They come from all over the world to talk about the power of wind - and an industry that is no longer just an illusive goal of starry-eyed environmentalists. It's an industry that's making money.
"We had no idea of the extent of the interest and how it would hit," said Doug Hicks, Endurance Wind Power.
Five years ago, Doug Hicks co-founded a Canadian-based manufacturer of mid-sized wind turbines for farms, businesses, schools and homes. Last year, they produced about 200 turbines. This year it'll be five times that amount.
The big manufacturers are cranking them out too. Forty percent of the country's new electricity generation is coming from wind. And one of the big reasons for that are financial incentives in the Obama stimulus package. Developers are getting tax credits or cash that can cover up to a third the cost of putting up a turbine.
"Energy is a policy driven business - no matter what energy you're in," said Declan Flanagan, E.On Climate and Renewables.
On Wednesday, some of the leaders of the wind power business used the occasion to call for national renewable energy standards. It's one thing, they say for the President to set a goal -- 20-percent of our energy from renewable resources by 2030-- but they want a law requiring it.
"We're talking about big capital developments here. These companies need time to factor in economics and they need to work it. That doesn't happen overnight," said Gen. Wesley Clark (Ret.), Emergya Wind Technology.
"If we don't have renewable energy standards, we really would not see the full potential of renewable energy. We would not see half - not even a quarter," said Mike Polsky, Invenergy, Chicago.

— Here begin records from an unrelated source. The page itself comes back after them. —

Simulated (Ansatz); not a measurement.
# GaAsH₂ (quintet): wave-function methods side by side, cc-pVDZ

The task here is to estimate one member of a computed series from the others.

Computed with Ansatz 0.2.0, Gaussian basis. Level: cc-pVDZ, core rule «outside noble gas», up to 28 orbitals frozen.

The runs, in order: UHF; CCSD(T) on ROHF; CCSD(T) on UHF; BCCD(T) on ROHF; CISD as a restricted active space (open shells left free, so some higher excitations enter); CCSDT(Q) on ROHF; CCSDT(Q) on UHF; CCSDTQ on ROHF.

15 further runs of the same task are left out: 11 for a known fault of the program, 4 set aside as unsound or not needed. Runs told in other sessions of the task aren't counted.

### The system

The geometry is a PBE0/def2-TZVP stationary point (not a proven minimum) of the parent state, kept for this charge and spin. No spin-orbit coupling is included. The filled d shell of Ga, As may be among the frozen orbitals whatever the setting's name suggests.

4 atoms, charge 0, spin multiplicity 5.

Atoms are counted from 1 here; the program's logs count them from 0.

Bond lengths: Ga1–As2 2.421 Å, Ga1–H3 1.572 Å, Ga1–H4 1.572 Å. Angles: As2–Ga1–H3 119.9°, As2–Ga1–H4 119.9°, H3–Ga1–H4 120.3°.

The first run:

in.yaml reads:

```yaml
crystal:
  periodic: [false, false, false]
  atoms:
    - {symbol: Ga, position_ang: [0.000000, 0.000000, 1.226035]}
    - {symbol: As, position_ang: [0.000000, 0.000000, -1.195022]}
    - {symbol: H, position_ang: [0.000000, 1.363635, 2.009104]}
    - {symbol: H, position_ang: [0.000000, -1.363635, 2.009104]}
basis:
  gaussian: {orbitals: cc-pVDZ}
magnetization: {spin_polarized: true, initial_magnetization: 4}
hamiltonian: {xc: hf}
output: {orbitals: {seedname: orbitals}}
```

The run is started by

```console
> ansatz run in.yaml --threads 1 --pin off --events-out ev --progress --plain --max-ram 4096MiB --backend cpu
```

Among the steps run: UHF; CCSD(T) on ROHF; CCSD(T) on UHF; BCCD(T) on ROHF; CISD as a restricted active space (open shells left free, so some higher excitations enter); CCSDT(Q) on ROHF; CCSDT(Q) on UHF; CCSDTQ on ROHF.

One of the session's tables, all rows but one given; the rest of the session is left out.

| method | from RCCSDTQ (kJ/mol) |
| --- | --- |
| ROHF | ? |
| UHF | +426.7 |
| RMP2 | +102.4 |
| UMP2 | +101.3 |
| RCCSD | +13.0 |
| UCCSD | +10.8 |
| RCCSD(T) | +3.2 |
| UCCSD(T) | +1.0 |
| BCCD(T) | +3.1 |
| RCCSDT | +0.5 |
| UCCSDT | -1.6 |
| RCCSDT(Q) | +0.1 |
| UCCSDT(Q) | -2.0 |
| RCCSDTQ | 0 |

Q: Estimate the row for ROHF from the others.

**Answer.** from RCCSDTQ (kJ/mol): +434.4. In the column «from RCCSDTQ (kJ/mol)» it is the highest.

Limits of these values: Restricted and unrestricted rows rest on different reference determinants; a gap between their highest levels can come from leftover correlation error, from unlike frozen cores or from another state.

Critics though say a law is not necessary because the free market is working fine and the wind power industry is just looking for a ticket to fatten its wallet.
At least, for now, the wallets are growing, and so too are the number of players in the wind power business.
"As North Americans, we think the Europeans are ahead of the curve, but they're interested in our technology which is quite interesting to me," said Hicks.
Twenty eight states - Illinois among them - have their own renewable energy standards. There is a bill in the U.S. Senate, in committee now, that propose national standards --25 percent of the nation's energy by the year 2030 would have to come from renewable resources.
There are many costs connected to that - not least among them the billions of dollars it'd take to build up a national electrical grid. Proponents say the cost would ultimately be greater if we don't do that.